The VARMAX Procedure

VARMAX Model

The vector autoregressive moving-average model with exogenous variables is called the VARMAX($p$,$q$,$s$) model. The form of the model can be written as

$\displaystyle  \mb {y} _ t = \sum _{i=1}^{p} \Phi _ i\mb {y} _{t-i} + \sum _{i=0}^{s}\Theta ^*_ i\mb {x} _{t-i} + \bepsilon _ t - \sum _{i=1}^{q}\Theta _ i\bepsilon _{t-i}  $

where the output variables of interest, $\mb {y} _ t =(y_{1t},\ldots ,y_{kt})’$, can be influenced by other input variables, $\mb {x} _ t = (x_{1t},\ldots ,x_{rt})’$, which are determined outside of the system of interest. The variables $\mb {y} _ t$ are referred to as dependent, response, or endogenous variables, and the variables $\mb {x} _ t$ are referred to as independent, input, predictor, regressor, or exogenous variables. The unobserved noise variables, $\bepsilon _ t = (\epsilon _{1t},\ldots ,\epsilon _{kt})’$, are a vector white noise process.
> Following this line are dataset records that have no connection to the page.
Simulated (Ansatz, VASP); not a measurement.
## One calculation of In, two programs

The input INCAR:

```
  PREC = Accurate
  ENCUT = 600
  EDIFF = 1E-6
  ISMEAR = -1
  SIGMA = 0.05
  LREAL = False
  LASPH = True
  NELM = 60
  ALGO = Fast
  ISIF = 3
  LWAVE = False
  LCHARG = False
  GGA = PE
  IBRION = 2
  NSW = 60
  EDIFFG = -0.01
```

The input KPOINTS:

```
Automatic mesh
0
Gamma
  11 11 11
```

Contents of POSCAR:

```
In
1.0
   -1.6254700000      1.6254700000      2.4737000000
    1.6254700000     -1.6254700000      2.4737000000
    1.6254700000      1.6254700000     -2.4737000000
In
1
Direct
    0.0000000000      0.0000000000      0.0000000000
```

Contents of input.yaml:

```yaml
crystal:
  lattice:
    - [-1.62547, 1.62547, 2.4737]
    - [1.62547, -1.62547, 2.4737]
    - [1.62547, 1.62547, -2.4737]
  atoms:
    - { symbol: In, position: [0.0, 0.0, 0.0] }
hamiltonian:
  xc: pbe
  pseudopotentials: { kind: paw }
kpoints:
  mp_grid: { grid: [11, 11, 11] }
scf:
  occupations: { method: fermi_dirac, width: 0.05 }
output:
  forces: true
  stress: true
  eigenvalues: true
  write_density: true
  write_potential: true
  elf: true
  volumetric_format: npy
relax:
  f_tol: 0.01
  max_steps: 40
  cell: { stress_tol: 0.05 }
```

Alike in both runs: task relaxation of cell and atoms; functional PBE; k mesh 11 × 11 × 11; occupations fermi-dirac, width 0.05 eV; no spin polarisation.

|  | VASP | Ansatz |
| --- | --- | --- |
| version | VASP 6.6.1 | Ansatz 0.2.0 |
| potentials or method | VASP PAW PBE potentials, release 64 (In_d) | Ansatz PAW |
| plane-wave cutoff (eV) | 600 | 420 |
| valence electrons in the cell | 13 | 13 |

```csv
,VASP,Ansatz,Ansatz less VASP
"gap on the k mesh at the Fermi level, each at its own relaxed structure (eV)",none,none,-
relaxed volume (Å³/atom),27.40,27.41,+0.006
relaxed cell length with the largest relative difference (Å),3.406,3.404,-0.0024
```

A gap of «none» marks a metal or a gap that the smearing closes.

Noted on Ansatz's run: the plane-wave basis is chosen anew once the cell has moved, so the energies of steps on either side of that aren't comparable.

The VARMAX($p$,$q$,$s$) model can be written

$\displaystyle  \Phi (B)\mb {y} _ t  $
$\displaystyle  =  $
$\displaystyle  \Theta ^*(B)\mb {x} _ t + \Theta (B)\bepsilon _ t  $

where

$\displaystyle  \Phi (B)  $
$\displaystyle  =  $
$\displaystyle  I_ k - \Phi _1 B - \cdots - \Phi _ p B^ p  $
$\displaystyle \Theta ^*(B) $
$\displaystyle  =  $
$\displaystyle  \Theta ^*_0 + \Theta ^*_1B +\cdots + \Theta ^*_ sB^ s  $
$\displaystyle \Theta (B)  $
$\displaystyle  =  $
$\displaystyle  I_ k - \Theta _1B - \cdots - \Theta _ qB^ q  $

are matrix polynomials in $B$ in the backshift operator, such that $B^ i\mb {y} _{t}=\mb {y} _{t-i}$, the $\Phi _ i$ and $\Theta _ i$ are $k\times k$ matrices, and the $\Theta ^*_ i$ are $k\times r$ matrices.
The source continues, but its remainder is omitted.